A Brechin barber has spoken of his pride as town youngsters joined him in transforming a former Baptist church into a boxing club.
Jocky McLean, 37, was clearing out the tin-roofed former church on Southesk Street when he heard shouts from a group of six youths hanging about on the other side of the road.
Although Brechin teens have recently been in the frame for dishing out verbal abuse, the gang only wanted to know if he needed help.
Telling them yes, Jocky was delighted when the group came over to the church and helped him get through a two-hour list of chores in less than a quarter of the time.
Jocky said: “I went up with my daughter. I was just moving stuff into the skip.
“I was moving the last of the rubble when they appeared and shouted but they were just asking if I needed a hand.”
He said getting the group of teenagers on side “was a big achievement” for him as he and his partner Richard Keith had been handling most of the work doing up the space on their own.
“That’s what the boxing club is for,” he added.
“To get them involved so early is a great thing. There is a lot of talk about the boxing club. The kids are eager to get in and get training.”
Jocky hopes the club, which is due to be finished next month, will give both male and female teenagers a focus.
It will contain punchbags, speed balls, space for skipping and running, as well as a boxing ring at the back of the hall.
“They can take out their energy without getting into bother or kicking about the streets,” he said.
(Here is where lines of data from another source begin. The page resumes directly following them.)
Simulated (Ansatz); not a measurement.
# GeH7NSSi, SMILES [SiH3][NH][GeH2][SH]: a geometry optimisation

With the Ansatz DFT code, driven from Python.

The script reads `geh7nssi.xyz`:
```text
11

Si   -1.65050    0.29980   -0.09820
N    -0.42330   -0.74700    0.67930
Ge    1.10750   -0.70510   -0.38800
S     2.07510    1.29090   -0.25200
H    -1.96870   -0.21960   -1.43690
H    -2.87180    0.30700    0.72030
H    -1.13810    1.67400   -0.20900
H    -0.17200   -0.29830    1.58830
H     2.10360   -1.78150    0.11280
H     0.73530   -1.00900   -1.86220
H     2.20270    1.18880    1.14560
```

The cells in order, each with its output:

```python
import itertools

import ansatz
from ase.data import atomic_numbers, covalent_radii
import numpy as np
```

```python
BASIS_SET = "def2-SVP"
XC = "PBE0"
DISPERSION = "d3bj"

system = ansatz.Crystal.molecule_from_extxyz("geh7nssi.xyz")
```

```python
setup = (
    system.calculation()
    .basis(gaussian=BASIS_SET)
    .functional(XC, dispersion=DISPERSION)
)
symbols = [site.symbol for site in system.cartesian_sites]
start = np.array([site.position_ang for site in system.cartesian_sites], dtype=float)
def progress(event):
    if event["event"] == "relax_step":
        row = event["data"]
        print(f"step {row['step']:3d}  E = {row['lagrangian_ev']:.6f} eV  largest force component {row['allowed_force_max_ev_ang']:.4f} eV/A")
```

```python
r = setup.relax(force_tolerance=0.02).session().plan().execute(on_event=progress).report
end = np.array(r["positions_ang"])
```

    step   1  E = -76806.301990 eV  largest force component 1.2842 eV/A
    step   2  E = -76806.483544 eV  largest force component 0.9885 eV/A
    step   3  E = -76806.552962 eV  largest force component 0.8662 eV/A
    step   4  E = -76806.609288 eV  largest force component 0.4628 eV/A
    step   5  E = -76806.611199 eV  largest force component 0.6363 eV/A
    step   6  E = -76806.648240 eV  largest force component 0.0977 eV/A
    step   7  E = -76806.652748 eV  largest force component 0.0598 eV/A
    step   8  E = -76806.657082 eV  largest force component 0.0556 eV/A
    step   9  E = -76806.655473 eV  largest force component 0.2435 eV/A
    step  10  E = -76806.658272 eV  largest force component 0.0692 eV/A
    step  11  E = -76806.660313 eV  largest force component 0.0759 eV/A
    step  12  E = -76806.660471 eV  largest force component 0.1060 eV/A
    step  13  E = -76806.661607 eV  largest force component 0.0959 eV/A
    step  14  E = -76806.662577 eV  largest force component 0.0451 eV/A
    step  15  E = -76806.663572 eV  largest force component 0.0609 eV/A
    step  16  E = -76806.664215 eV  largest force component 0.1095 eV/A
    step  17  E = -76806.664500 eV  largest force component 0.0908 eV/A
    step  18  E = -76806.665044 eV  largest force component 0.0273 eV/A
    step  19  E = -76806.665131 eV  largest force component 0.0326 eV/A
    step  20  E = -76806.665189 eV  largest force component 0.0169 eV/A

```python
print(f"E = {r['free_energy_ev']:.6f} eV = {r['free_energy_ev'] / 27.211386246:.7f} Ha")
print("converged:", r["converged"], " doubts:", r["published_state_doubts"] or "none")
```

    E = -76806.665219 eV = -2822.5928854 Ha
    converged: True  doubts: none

Jocky had been working with fellow barber and boxer Michael Holm when the idea for the club came up. The idea “sunk in” after the head coach at the Hands of Stone boxing club in Montrose told him youngsters would appreciate a new facility.
“I have lived in Brechin all my life and there’s not that much for the young people to do,” he said.
“There’s football and rugby but not everybody wants those.
“I feel for the kids who’re getting in trouble for running about, doing the same things I did myself 20 years ago. Going about the town and up to the park.
“Most often they’re just hanging about because there’s nothing else to do.”